Welcome back to my experiment in memoir-turned-essay-based-on-memoir. I always have something to say in my head, so I might as well just say it out loud to all of you who are willing to listen. Thanks for joining me on this ride.
I realized when I sat down to move on to other elements of Belonging, that I was not yet done with the element of Place. Place can mean so many different things. “Place” can mean the difference between a gold or silver medal at the Olympics. “Place” can mean squeezed between the brideʻs cousins at the wedding reception (like, why am at this table?). I was using the metaphor of Place in the Herd to describe your role with respect to others in your team or family or community. And “Place” can mean something more tangible and permanent: a home, a building, a geographic location. An identity.
When your Place and your identity are - or become - inseparable, thatʻs where Purpose becomes clear. Or at least thatʻs so where I live.
Sometimes after a period of writing in circles I reground myself in the obvious. The context. Dear Readers - did I make it clear to you that my Place is Hawaiʻi?
Let me do that now. The chicken-or-egg of did I choose Hawaiʻi or did Hawaiʻi choose me is immaterial. Or not entirely. It is probably fairly accurate to say the story goes like this. We met and got to know each other over a period of decades. Eventually Hawaiʻi proposed. It was a long engagement, but finally I committed. And this committed relationship transformed and transforms me, as committed relationships invariably do.
That commitment means that this current writing, which seems urgent to me and also is retreading earlier themes told from the perspective of what I learned from human teachers in the 1990s, and then illustrated with what I learned from equine teachers right up until today, now must be told one more time (hana hou!) from the vantage point of Hawaiʻi. Thatʻs my commitment, my responsibility, my kuleana.
And when I say “Hawaiʻi” I mean a particular Place, but I also mean a People and their heritage. I mean Hawaiʻi as a way of viewing the world, an ontological and epistemological framework that is not the same as is dominant in other Places, including the continental United States where I was born and raised. I donʻt really mean Hawaiʻi as a “state” other than as I might experience glimpses of Hawaiʻi as a state of being, a state of mind, a state of belonging.
It also means that I will need to use words in ʻōlelo Hawaiʻi, Hawaiian language, in this writing, even more than I have up until now, in order to express concepts with the nuance required for us to gain fresh perspectives.
I also want to make it clear that I am malihini - I am a newcomer to this Place, not someone of this Place by moʻokūauhau (genealogy) or birth. And who I am, who I knew myself to be on February 6, 2005 at Keauhou, having arrived on Moku o Keawe to make it my home:
This morning I woke first at 5:30 am
Listening to the sound of the ocean
Thought here is who I am, a traveler between worlds,
a shape shifter, traveler and translator in search of and in service to wisdom.
Wisdom = knowledge of right relation which reveals right action.

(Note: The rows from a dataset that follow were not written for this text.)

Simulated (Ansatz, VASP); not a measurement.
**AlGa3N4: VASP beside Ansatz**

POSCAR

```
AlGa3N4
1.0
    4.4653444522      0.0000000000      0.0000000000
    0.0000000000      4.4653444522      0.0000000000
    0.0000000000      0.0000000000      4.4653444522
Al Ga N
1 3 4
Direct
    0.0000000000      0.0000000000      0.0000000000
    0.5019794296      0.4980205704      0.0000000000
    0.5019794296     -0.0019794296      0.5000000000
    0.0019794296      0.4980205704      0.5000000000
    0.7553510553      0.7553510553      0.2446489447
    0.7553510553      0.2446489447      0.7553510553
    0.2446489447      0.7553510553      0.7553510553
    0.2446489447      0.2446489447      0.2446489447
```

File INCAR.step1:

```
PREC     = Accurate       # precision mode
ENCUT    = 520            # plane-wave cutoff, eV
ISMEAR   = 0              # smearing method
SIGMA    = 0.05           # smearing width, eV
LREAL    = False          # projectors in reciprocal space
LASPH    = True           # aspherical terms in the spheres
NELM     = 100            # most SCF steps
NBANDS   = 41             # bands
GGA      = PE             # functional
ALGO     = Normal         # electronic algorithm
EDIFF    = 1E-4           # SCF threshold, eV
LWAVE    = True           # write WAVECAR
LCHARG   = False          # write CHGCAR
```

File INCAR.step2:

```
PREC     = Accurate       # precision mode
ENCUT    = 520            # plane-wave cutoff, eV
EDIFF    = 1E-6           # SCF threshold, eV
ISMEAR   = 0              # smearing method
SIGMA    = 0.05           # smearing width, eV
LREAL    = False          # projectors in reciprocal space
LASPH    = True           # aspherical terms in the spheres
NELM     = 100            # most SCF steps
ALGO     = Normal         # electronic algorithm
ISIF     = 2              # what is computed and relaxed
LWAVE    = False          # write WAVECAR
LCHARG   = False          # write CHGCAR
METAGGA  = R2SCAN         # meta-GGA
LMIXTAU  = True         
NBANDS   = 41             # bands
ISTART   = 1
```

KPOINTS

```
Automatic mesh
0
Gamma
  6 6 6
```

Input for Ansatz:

What that makes me is an ally. The wisdom, the ʻike I share here, is not mine. There are audiences I can reach because I inhabit the particular body I do, I speak with my particular voice from the particular experiences I have had, and I know the skills both innate and cultivated with which I can act. That is my particular kūlana, my role or my Place in the sense of Place in the Herd.
The good news is I finally know how to pull all this writing together! And I canʻt wait to see what new connections and revelations we find along the way. It helps, dear Readers, if once in a while I hear from you.
Please come back next week. Especially those of you who are working in the real estate world like me. Or maybe who just are obsessed with HGTV and travel shows. Because we need to talk about real property - and ʻāina.
I embrace your use of olelo words. Kuleana is one of my personal favorites. I describe it as the honor/privilege of having a selfless duty. I think that relates to your mention of belonging.
I’ve always been curious about the state of currently available ‘affordable’ housing on Hawai’i. I’ve seen the funky homesteads down in Puna (some now under what, 20’ of lava?) but I’ve never seen any of the legendary Hawaiian Homestead communities.
It seems like damn near a complete failure, when I read about the lack of progress, deadly waiting lists, lack of infrastructure, etc.; despite the formidable assets of several native agencies like OHA, Kamehameha Schools, Bishop Trust, etc.
Maybe most Real Estate is about Big Bucks estates for outside money, but I am so curious as to what is actually available to Hawaiians desperately wanting to stay in Hawaii. Is there a Habitat for Humanity agency?
Here in WA, housing looks very different the minute one crosses onto a tribal reservation, kind of the polar opposite of HOA communities.
Is this a factor in the roadblocks to local’s reconstruction in Lahaina? I read Civil Beat and after a few years of that would never start a business in Hawai’i!